Majority Whip Tom Emmer, R-Minn., has dropped out of the race for speaker hours after being named House Republicans’ nominee, three sources tells Fox News Digital.

Emmer won a majority of the GOP Conference on Tuesday morning after five rounds of voting, against six other potential candidates.

But it quickly became clear that he did not have enough support to outright win a House-wide vote. With Republicans’ razor-thin majority, a GOP speaker-designate can only lose four members of their own party to win the gavel without Democratic support.

At least 25 Republicans said they would not support Emmer in a House floor vote after he won the title.

More GOP lawmakers indicated after the roll call that the conference needed to move on to a new nominee.
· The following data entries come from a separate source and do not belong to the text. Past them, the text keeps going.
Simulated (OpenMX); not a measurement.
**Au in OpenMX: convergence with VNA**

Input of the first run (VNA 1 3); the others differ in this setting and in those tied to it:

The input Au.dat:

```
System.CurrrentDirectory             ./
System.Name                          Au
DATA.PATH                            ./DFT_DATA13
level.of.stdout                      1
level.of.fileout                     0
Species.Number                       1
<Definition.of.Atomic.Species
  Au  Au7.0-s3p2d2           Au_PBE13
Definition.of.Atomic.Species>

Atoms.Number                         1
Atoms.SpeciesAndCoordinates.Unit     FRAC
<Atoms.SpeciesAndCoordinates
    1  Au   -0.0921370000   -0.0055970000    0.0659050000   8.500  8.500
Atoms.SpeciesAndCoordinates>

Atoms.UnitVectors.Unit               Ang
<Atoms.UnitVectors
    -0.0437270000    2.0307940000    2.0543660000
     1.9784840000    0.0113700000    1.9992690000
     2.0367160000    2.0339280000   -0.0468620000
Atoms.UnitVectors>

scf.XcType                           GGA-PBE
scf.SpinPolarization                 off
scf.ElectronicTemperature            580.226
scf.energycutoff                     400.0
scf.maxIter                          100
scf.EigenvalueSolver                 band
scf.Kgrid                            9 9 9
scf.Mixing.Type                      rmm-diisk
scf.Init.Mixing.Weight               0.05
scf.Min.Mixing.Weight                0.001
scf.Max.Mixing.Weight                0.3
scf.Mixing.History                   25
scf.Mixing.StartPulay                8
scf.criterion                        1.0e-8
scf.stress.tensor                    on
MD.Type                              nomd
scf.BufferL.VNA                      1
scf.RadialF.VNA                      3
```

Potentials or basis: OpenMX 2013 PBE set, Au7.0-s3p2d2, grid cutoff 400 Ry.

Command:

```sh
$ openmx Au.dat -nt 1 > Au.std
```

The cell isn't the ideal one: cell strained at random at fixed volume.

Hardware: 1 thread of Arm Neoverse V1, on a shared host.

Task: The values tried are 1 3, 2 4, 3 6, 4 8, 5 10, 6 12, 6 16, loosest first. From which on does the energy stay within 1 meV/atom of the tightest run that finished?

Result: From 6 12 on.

“This morning I voted for Rep. Donalds for speaker. Followed by Rep Johnson. Rep Emmer does not have votes to be speaker and I will be unable to support him on the floor,” Rep. Anna Paulina Luna, R-Fla., wrote on social media platform X.

Rep. Matt Rosendale, R-Mont., called on GOP Conference Vice Chair Mike Johnson, R-La., and Republican Study Committee Chair Kevin Hern, R-Okla., to jump back into the race. Both lost to Emmer earlier in the day.

“This morning, the Republican Conference met to elect a Speaker. I supported Kevin Hern until he was eliminated from the ballot, at which time I supported Mike Johnson,” Rosendale said on X. “Tom Emmer has secured the nomination but no longer has a path to secure 217 votes. It’s time to get back in the room and give Kevin Hern and Mike Johnson an opportunity to get to 217!”

Meanwhile, former President Donald Trump exerted external pressure against Emmer.

“I have many wonderful friends wanting to be Speaker of the House, and some are truly great Warriors,” Trump wrote on his Truth Social app. “RINO Tom Emmer, who I do not know well, is not one of them.”

Emmer is the third speaker-designate House Republicans have had in as many weeks. Congress has been paralyzed since eight GOP lawmakers voted with all Democrats to oust ex-Speaker Kevin McCarthy, R-Calif., the first time in history the House deposed its own leader.

Majority Leader Steve Scalise, R-La., and Judiciary Chairman Jim Jordan, R-Ohio – two of the highest-profile House Republicans after McCarthy – were both forced out of the race because they were unable to win over the 217 Republicans needed for victory.